Anderson said the encounter happened at about 10 p.m. in one of the school’s science buildings.

Police have described the suspect as having a slim build, between 5’9 and 5’11 with olive skin, no accent, and dark eyes and eyebrows. At the time of the encounter, he was also wearing “dark dress pants, dark shoes, and a three-quarter length puffy jacket with black gloves,” according to the Imprint.

Waterloo Police Service sergeant Gregg Fiss said they have received further tips on the individual but details cannot be released at this time.

“We’ve released the description in hopes that we’ll generate some more feedback from students and the community,” Fiss said. “There’s not much  more we can say at the moment.”

The issue has been the centre of much debate, since police are currently saying the attacks cannot be charged as hate crimes. Fiss said that “there’s nothing to indicate that the incidents are on the threshold of a hate crime according to the Canadian criminal code,” Fiss said.  

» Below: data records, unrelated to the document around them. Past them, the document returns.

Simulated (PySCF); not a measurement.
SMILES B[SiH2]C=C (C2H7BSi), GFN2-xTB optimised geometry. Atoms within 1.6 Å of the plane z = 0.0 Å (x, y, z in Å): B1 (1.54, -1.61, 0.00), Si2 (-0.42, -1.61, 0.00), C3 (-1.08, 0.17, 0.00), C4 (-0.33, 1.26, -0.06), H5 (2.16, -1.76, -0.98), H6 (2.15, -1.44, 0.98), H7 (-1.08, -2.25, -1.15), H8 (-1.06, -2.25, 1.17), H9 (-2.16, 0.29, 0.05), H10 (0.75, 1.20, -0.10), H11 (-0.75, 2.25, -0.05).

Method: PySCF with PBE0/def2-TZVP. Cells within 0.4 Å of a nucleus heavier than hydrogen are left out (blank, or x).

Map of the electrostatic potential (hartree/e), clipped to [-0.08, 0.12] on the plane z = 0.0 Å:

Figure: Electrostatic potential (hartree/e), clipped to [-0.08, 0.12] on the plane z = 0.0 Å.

According to the Kitchener Record hate crimes only cover, race, religion and sexual orientation, but according to an article published in Maclean’s, section 319 of the Criminal Code , which addresses hate crimes says “everyone who, by communicating statements in any public place, incites hatred against any identifiable group where such incitement is likely to lead to a breach of the peace” is committing a hate crime.

Last week, a new poster began circulating containing a photo of Marie Curie, linking her to the recent disaster at the Fukushima Nuclear Plant in Japan. The poster read “First she took Hiroshima and now she takes Fukushima. The devil always takes Manhattan before he takes Berlin!”